In May, the California Employment Development Department released monthly unemployment data that included some good news: Stanislaus County's rate of joblessness is going down steadily, declining more than 2 percentage points from the previous year and more than a full percentage point from its 14.5 percent figure in March.
But the overall picture is unsettling: The unemployment rate for the Modesto area is 13.4 percent, among the highest in the United States.
More than 31,600 county residents are still considered unemployed. For months, the area's job growth has come primarily in low-skill and low-wage industries, such as retail and wholesale. Even though the number of jobs is growing, local residents are struggling to get long-term, higher-wage positions.
One of the primary reasons for this is a phenomenon economists refer to as the "skills gap." Employers have jobs available for trained personnel who are ready to work. Unfortunately, many of those looking for jobs don't have the right skills to secure employment.
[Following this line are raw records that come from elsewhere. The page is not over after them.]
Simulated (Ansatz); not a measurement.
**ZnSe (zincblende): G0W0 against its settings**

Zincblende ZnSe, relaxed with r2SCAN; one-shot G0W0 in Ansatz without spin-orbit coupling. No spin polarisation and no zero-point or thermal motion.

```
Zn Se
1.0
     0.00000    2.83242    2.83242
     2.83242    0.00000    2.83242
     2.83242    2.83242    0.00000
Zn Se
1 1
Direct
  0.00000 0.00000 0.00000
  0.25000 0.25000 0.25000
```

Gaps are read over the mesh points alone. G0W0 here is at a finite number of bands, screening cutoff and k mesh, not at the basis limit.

According to a new report, "Left Out, Left Behind: California's Widening Workforce Training Gap," this skills gap is structural and persistent. "Left Out, Left Behind," which was based on research by Sacramento economists Encina Advisors and commissioned by Corinthian Colleges Inc., found that California's economy is creating good jobs in fields such as health care. But the state higher education system cannot produce nearly enough graduates with the skills to fill them. Even worse, the work force training shortage is projected to continue for the next decade.
Over the next decade, 2.45 million Californians will be crowded out of college programs that lead to career- oriented degrees, diplomas and professional certificates.
The resulting lack of professional skills will deny California workers entry into many high-paying jobs and cost them more than $50 billion in lost personal income.
The demand for a community college education in California already exceeds capacity by 591,000 full-time students statewide. In half of California's 58 counties, the gap between demand and supply exceeds 40 percent. In seven other counties, the gap is between 25 to 40 percent and in six more, the gap is between 10 and 25 percent.
In Stanislaus County, the 2012-13 data shows a staggering 41.2 percent gap between demand for community college education and available supply, resulting in a projected loss of $891.8 million in personal income over a decade. These are personal and financial costs Stanislaus County cannot accept.
This skills gap is keeping unemployment rates high and is preventing our economy from fully recovering. Unless policy-makers make significant changes to our educational system, aligning education and job training with the job market, our economy will suffer now and in the foreseeable future.
Our policy-makers must discard conventional thinking about the role of postsecondary education and embrace a new model.
In light of the findings in "Left Out, Left Behind," policy-makers must address capacity challenges. Partnerships should be developed between community colleges and career and vocational colleges to ensure that demand for vocational training is met. If our community college system does not have the capacity to educate students who seek greater employment opportunities, local community college campuses should partner with private career colleges to develop inclusive local plans to meet the needs of all students.
Additionally, policy-makers must embrace an educational blueprint that aligns vocational education and training with future employment needs. Career and vocational training should offer courses to meet the needs of local employers in order to develop a well-educated, well-trained work force.
It must also take into account the needs of all types of students, from the four-year university scholar to the part-time student who wants to learn vocational skills for future employment.
The skills gap must be addressed quickly. The impact on our economy and our residents is too serious to ignore.
Salas is campus president of Heald College-Modesto.